Health bill horrifies private insurers

THE AMENDMENT to the Act on Health Insurance, which the Health Ministry submitted to cabinet review on February 7, proposes to force about one million Slovak citizens as of July 1 to abandon their current private sector health insurance providers and register with state-owned insurers.

THE AMENDMENT to the Act on Health Insurance, which the Health Ministry submitted to cabinet review on February 7, proposes to force about one million Slovak citizens as of July 1 to abandon their current private sector health insurance providers and register with state-owned insurers.

According to the draft, all people whose health insurance dues are covered by the state - including pensioners, children, the unemployed, and state employees, or together around 3.3 million people - will have to hold policies with the Všeobecná or the Spoločná public insurance companies.
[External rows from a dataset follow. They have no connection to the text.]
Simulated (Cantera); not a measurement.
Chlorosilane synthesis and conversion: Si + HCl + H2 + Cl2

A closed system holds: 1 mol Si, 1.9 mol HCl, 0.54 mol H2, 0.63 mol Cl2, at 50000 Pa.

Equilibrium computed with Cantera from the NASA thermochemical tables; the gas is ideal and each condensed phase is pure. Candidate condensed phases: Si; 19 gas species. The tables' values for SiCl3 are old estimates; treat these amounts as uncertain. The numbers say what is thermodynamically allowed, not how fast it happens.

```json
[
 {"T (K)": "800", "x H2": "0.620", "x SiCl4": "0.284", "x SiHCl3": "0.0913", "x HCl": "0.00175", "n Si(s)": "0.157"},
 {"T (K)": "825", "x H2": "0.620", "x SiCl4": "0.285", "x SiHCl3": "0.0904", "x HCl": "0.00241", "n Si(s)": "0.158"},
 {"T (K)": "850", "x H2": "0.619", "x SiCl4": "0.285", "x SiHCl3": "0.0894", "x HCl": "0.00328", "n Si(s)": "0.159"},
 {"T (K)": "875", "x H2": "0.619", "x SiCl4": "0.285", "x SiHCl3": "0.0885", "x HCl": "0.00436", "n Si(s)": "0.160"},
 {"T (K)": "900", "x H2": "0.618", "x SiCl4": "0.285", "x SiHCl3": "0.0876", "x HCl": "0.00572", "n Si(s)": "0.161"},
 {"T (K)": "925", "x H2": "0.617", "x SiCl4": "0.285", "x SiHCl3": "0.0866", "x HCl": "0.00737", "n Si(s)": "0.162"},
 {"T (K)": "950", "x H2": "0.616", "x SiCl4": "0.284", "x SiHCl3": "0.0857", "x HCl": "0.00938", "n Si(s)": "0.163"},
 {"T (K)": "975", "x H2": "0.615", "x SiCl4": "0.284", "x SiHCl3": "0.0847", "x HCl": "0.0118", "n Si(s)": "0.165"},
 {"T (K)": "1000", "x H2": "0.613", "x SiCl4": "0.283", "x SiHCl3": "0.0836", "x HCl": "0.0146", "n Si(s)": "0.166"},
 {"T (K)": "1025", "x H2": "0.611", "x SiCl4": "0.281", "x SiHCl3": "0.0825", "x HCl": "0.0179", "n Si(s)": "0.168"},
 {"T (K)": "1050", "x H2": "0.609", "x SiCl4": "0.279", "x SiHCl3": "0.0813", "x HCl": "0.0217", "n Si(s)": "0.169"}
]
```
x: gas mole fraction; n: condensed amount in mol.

"The state pays the most in health care dues, so it should have better supervision over the money it puts into the system," the ministry said in a statement.

While as of July the state will force all of the people affected to register with Všeobecná, as of January 2008 they will also be allowed to register with Spoločná.

However, Health Minister Ivan Valentovič cannot count on the support of the ruling HZDS party for the draft. The HZDS has said it wants to preserve free choice at least for children, students and pensioners. "The debate on this law is going to be a long one," said HZDS vice-chairman Milan Urbáni.

On the other hand, both the Smer and SNS ruling parties believe that health care insurance dues money raised from contributors should remain in public hands, and not go towards profits for private health care insurers.

"We have to have a system in which money that goes towards health insurance remains in the health care system," said Štefan Zelník of the SNS. "It is inappropriate for some health insurance companies to make a profit just because they have fewer sick clients."

Zelní called for the introduction of a system of supplementary insurance that would allow people to take out extra policies with private companies beyond the public system.

However, the forced re-registration clause was not the only one that raised hackles in the proposed bill. The Association of Health Insurance Companies (ZZP), for example, fears the draft will result in the nationalization of private health insurance companies.

ZZP president Igor Dorčák noted at a press conference on February 6 that the bill defines a health insurance company as "a joint-stock company established for a purpose other than to do business."

ZZP lawyers are now analyzing this sentence because the health insurance companies do not know how to adjust their activities to comply with the revision.

Dorčák said the regulation could be unconstitutional. "With this provision, the ministry is introducing retroactivity and wants to nationalize private health insurance companies," Dorčák said for the SITA news wire.

The Health Ministry said the association's concerns were misplaced. It argues that health insurers do not own but only administer the health insurance dues of contributors, and also control the availability of health care services.

The Fico government earlier this year announced its intention of banning health insurers from making a profit.

"The real mission of non-profit public health insurers is not to generate a profit but to serve their clients. This is why public resources cannot be used to create a profit for shareholders," the ministry said in a statement.